A pounding bass opens the first track. Then a catchy, jangling guitar comes over it. This sounds pleasant enough. Suddenly there's a singer screaming about "slicing up eyeballs" and yelling, "I am un chien" (a dog for those of you who weren't blessed with five and a half years of French.) Welcome to the music of the Pixies.
The track in question, "Debaser," opens Doolittle, the band's second full-length album, released in 1989.
Doolittle is an alternative rock masterpiece, displaying how the Pixies revolutionized their genre of music. Able to shift from breakneck speeds to a mournfully anguished pace and back again and again and again with breathtaking ease,the band showcases formidable performances from all four musicians on the album.
Every song is good and there are plenty of them. Fifteen tracks fly by in just over 38 fascinating minutes.

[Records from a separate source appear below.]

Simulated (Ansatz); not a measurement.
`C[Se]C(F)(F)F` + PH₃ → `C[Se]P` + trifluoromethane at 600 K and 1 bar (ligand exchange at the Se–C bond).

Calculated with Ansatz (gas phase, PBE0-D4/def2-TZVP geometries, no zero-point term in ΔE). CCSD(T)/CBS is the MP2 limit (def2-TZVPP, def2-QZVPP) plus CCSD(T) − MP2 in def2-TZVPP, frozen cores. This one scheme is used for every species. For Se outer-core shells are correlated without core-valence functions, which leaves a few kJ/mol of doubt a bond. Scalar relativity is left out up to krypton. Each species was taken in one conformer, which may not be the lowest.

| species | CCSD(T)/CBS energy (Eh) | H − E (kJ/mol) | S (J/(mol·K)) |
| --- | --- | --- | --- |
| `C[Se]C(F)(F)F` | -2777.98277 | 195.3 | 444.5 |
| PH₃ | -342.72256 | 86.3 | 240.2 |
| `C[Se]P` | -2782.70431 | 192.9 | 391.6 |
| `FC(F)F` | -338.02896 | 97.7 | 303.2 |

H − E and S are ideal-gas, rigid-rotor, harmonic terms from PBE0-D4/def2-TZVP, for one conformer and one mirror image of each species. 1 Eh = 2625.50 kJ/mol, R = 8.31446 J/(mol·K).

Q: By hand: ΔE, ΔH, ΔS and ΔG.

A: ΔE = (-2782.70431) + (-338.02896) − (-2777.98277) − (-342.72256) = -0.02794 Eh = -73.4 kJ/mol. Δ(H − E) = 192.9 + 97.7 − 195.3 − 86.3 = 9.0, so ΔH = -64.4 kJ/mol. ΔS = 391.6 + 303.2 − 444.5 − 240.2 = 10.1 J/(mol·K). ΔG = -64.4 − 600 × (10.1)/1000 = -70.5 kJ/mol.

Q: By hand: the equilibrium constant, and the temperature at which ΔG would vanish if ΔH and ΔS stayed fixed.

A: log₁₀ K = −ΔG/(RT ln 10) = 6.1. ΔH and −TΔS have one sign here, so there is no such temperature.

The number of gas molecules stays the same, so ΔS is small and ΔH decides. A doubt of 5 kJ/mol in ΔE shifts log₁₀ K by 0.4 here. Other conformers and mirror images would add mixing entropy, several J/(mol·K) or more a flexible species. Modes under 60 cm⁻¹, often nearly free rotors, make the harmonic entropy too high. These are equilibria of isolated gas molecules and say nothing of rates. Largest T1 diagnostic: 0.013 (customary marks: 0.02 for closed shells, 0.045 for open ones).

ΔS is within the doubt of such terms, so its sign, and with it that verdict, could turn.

The most well-known song here is "Here Comes Your Man," and any fan of pop music should listen to it and treasure it. It's the only time the Pixies ever got this close to recording a pure pop song. Even on this song it's apparent what the strength of the band was, the way bassist Kim Deal's background vocals play off of lead singer Black Francis' voice. Her voice adds a haunting quality to the songs that is difficult to describe. It just seems like there's never been another pair of singers that worked like this so well.
The best tracks are the ones on which Deal has the most singing duties. This is particularly true on "I Bleed" and "Silver."
On "I Bleed," Francis and Deal sing in a disjointed semi-simultaneous fashion. Sometimes they're singing at the same time. Sometimes Francis is echoing Deal. Sometimes Deal is echoing Francis. This seems to be an odd way to record vocals but it works astonishingly well.
On "Silver" Deal takes over lead and leaves the listener wondering if there has ever been a creepier vocal ever recorded. "In this land of strangers there are strangers, there are sorrows," she sings slowly.
"Tame" has Francis displaying some of the catchiest screaming ever heard. The song segues from screaming to Francis and Deal moaning back to screaming and it's all over in less than two minutes.
On other tracks Francis takes over and displays his own agonized talent.
"Mr. Grieves" finds lead guitarist Joey Santiago playing a slow, almost reggae-style guitar for about 45 seconds before the song explodes along with Francis' singing into a driving and bouncy rock song.
"Crackity Jones" has the most punk edge of any of the songs here as the Pixies' incredibly capable rhythm section hammers away behind Francis' screamed lyrics.
Drummer David Loverling takes over singing duties on the slower "La La Love You" another highlight on an album full of them. The song features whistling and Lovering singing "All I'm saying pretty baby, la la love you, don't mean maybe," over and over.
When the Pixies picked their name it was because of the definition they found of a pixie, "mischievous, little elf." On Doolittle, the Pixies show much of the same playfulness they used in picking their name. At once they can be slow and beautiful and fast and tormented. In this way it's not hard at all to see how their bipolar style has influenced so much alternative music today.